My son had his birthday party recently, in the Dining Room. I love my Dining Room (even though it’s not remodeled yet), but it does have some major design challenges. It is a “tween” room: that is, it is between the Kitchen and stairway to the upstairs. It is also the only way to get to the garage (in the back of the house) from the inside of the house. And it is a way to get to the Front Entry Hall. And it is the only way to get to the downstairs bathroom (an ickky little room that was formerly a closet). And it is the only way to get to the Basement. My Dining Room is a “tween” room. Thus, it has FIVE doorways, plus another doorway leading to a small coat closet. And FOUR windows. It has almost no wall space.
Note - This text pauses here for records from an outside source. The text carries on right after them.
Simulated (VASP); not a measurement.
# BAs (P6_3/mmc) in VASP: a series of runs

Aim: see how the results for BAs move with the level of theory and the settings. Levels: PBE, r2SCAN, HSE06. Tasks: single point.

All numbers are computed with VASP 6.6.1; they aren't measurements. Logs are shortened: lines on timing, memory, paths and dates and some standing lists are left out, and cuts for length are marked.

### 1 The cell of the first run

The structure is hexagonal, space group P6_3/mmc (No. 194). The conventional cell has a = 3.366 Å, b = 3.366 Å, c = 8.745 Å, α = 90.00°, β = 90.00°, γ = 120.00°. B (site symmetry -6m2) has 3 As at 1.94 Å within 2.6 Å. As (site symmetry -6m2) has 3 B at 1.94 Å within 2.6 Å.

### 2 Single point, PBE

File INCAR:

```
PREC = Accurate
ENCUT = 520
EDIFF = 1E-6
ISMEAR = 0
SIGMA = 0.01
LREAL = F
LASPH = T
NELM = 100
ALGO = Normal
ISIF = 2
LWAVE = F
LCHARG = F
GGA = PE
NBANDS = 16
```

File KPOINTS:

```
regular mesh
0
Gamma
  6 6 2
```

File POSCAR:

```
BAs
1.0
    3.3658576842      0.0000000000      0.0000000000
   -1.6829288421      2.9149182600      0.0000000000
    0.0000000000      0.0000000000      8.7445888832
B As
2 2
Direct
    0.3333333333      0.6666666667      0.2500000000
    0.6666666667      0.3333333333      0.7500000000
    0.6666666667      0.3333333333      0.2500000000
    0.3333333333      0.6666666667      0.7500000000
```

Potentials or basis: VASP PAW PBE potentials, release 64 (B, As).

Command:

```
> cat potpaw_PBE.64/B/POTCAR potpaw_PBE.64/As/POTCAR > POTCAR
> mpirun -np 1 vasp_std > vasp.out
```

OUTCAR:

I’ve tried to “ground” the room by painting the walls a deep red. I love the color. The old trim in the room is painted glossy white. The floor still has the old gray indoor/outdoor carpeting that was here when we ought the place. I won’t make you sick by describing what the room looked like when we bought the house– just painting the walls has made it much more tolerable.

The ceiling was covered by that junky, 70s-style cardboard drop-ceiling stuff. It’s in 1-foot squares. This makes it very easy to determine the square footage of the room– I just counted those squares!

But I hate drop ceilings, I hate cardboard on my ceiling–this room is a disaster. Eventually we will gut this room (well, it’s half-gutted already due to my electrical wiring work in process) and do it right. For now, I have to be content with the pretty red walls and glossy white trim. I also did something unique to my ceiling a few years ago. It helps me cope with that cardboard ceiling stuff. We wallpapered the ceiling.

I had found this amazing textured wallpaper about the same time I had discovered the old tin ceiling in the garage. I got the bright idea of papering the ceiling! It would cover the cardboard tiles that I hate so much. Here are a few pictures.

Ceiling 1

Ceiling 2

The wallpaper has been up for a good six years now, and it’s still sticking (even with all the bouncing from the floors above it). I painted the ceiling the lightest pink, to give a warm radiance in a very chilly room. The room is about 250 square feet, and it has two tiny little heater vents and a huge cold air return vent. That, combined with all the doors and windows, and the fact that this is the north side of the house, it’s mighty chilly in here. I close it off during the day because it makes the rest of the house so cold. We eat dinner very rapidly in here!

My point in describing it is to show that creativity can go a long way in making a room tolerable until you can restore it. You’ll see in the pictures that I have Christmas garland at the crown of the wall. I don’t have crown moulding for the room yet (not until I gut it), and the wallpaper seam looked awful there after its installation. Garland is a little tacky but it is not tackier than the wallpaper seam showing! Overall, it gives a festive look with something that would otherwise be driving me crazy.

Textured wallpaper is hard to find at home improvement stores, but you can order it through them, or order it online. It works!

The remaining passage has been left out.